Good Friday
- Bill Berger
- Mar 29, 2024
- 2 min read
Pause:
As I enter this time of prayer, I put away all distractions, take a deep breath, and listen to what the Holy Spirit is going to speak to me about today.
Pray this Psalm, repeating the words slowly, a few times:
Turn your ear to me, come quickly to my rescue;be my rock of refuge, a strong fortress to save me…
Into your hands I commit my spirit; deliver me, Lord, my faithful God.
~Psalm 31:2,5
Reflect:
My God, my God, why have you forsaken me? Why are you so far from saving me, so far from my cries of anguish?2 My God, I cry out by day, but you do not answer, by night, but I find no rest. (Psalm 22:1-2)
This Psalm, quoted by Jesus on the cross, articulates for all of us the despair of God’s silence and the terror of feeling abandoned in our greatest hour of need. It reassures us that we are not alone in our suffering, that it’s okay to be honest in our questioning, and that Jesus understands our pain. But there’s something else here: when Jesus quoted this Psalm, He knew that it opens with a cry of despair but concludes with a cry of victory: ‘All the ends of the earth will remember and turn to the Lord…They will proclaim his righteousness, declaring to people yet unborn; He has done it! (Psalm 22:27-31)
The similarity between these last four words, “he has done it!” and Christ’s last three words, “It is finished,” are striking. Perhaps even here, in the agony of the cross, Jesus knew that something new was being born.*
Ask: Christ’s cry, “it is finished,” is both desperate and triumphant. It tells me that suffering will come to an end, that my prayers will not always remain unanswered, that Holy Saturday will eventually, inevitably give way to Easter Day.

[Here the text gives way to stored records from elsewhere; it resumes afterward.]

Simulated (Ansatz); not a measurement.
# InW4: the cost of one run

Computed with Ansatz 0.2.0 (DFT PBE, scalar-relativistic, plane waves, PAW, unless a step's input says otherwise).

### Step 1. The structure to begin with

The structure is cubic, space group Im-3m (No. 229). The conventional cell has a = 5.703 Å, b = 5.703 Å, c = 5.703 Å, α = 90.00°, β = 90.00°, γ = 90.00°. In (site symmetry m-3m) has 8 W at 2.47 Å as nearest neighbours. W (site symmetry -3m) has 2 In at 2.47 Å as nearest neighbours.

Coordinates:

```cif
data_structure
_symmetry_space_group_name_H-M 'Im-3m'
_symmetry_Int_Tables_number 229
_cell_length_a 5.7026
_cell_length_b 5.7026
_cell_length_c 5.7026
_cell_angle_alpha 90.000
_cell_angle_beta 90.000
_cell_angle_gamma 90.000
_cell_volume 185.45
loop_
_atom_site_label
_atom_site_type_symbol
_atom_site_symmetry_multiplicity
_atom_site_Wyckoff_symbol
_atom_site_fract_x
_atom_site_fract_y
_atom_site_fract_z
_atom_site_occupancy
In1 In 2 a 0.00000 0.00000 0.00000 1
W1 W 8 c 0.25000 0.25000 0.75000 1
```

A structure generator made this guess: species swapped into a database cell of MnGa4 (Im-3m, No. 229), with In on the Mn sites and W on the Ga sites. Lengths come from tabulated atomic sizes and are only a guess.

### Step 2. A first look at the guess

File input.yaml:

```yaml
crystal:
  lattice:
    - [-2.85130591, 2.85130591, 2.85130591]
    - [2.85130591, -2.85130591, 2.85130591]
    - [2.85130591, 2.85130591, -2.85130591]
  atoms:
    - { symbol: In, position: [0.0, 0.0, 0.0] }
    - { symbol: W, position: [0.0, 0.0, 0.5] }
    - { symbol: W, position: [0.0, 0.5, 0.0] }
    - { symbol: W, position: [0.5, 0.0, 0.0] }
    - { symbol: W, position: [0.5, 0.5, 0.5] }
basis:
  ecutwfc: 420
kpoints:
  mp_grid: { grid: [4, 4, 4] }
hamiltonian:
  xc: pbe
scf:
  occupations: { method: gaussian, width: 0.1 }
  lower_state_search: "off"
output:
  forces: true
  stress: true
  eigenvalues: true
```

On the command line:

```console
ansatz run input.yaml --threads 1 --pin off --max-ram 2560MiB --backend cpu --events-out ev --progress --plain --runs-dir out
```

Where are the hidden hints of such a hope, the promises of God’s purpose, within the darkness of my current situation?
Prayer: Dear Jesus, I take time now to thank the Father that through Jesus’ abandonment on the cross, I need never be abandoned, and that through his death, I can have eternal life. Amen
(pause)
Yield: The Agnus Dei (John 1:29)
Lamb of God, who takes away the sins of the world, have mercy upon us.
Lamb of God, who takes away the sins of the world, have mercy upon us.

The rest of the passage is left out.